Veggie burgers can be depressing things, seemingly made of cardboard and guinea pig droppings or made from some pretend meat that was grown in a factory.
But “hello then!” now we have the absolute best veggie burger, EVER.
Succulent, if ever the word can be applied to veggie things, and mahooseevly tasty. Yikes this will blow your happy tastebud fuse.
In a large heavy frying pan cook the onions, chilli and garlic in a really good big glug of olive oil until soft. Then add the herbs and plenty of salt and pepper – you need a decent amount of both here as beans themselves don’t have lots of flavour and this will really lift them; I probably used 2 heaped teaspoons of black pepper (has to be course ground or will get lost) and the same of sea salt.
Tip the beans in and crush very very slightly with a potato masher, stir and cook for a minute or two then add the tomato purée and chilli jam. Give it another 2-3 minutes cooking before adding the mashed potato and breadcrumbs. Stir it well so that the mash is combined with the bean mix and heat through for 3-4 mins. Taste it – is it seasoned well enough? Does it need anything else? Don’t be afraid to experiment.
Flour your worktop liberally then spoon out 2 heaped dessert spoons of the burger mix for each burger. Gently shape into rounds about 2-2.5cm thick, the flour will help keep it together.
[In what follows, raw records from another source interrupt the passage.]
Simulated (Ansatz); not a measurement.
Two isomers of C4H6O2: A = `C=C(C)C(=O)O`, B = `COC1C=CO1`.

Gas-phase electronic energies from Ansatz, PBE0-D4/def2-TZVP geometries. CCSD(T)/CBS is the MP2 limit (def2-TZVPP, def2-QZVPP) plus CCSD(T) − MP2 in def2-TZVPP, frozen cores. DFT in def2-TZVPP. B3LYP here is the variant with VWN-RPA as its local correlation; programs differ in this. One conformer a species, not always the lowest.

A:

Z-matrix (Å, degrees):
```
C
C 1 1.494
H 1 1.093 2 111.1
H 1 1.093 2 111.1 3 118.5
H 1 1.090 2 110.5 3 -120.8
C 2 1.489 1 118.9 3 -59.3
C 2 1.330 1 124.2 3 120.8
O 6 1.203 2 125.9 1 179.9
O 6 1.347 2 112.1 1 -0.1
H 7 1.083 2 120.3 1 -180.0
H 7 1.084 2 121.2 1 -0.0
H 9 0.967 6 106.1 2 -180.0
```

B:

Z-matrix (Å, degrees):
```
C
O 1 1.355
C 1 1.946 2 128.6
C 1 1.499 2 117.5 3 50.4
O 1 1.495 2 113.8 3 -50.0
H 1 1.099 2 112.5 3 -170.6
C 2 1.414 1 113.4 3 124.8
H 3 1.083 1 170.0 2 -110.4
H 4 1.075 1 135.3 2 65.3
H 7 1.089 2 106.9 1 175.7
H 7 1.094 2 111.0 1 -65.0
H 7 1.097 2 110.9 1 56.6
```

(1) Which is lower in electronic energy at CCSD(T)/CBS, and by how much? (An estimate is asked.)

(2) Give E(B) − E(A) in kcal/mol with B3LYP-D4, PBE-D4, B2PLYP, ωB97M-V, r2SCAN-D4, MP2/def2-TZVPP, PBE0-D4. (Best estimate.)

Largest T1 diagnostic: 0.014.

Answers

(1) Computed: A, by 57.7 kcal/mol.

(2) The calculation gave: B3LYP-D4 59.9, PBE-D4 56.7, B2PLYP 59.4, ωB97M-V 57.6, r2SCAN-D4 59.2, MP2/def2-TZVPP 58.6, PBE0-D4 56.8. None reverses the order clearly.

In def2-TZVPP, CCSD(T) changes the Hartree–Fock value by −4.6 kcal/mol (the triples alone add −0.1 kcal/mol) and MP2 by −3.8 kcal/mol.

Cover a baking tray with greaseproof paper and thinly butter it. Lift the burgers carefully onto the baking sheet using a spatula then brush them with olive oil.
Bake in a 170 degree oven for 15-20 mins
5 mins before the burgers are done, lightly toast the split rolls (I just put mine face down on top of the toaster). Put ketchup on one side and mustard and mayo on the other. Then when the burgers are ready put them in the rolls* with lettuce, tomato and red onion.
*To make these look even nicer (cos people eat with their eyes first) brush the outside bit of the burger with olive oil before serving – just the bit you can see.
If you’re vegan just leave the mayo out.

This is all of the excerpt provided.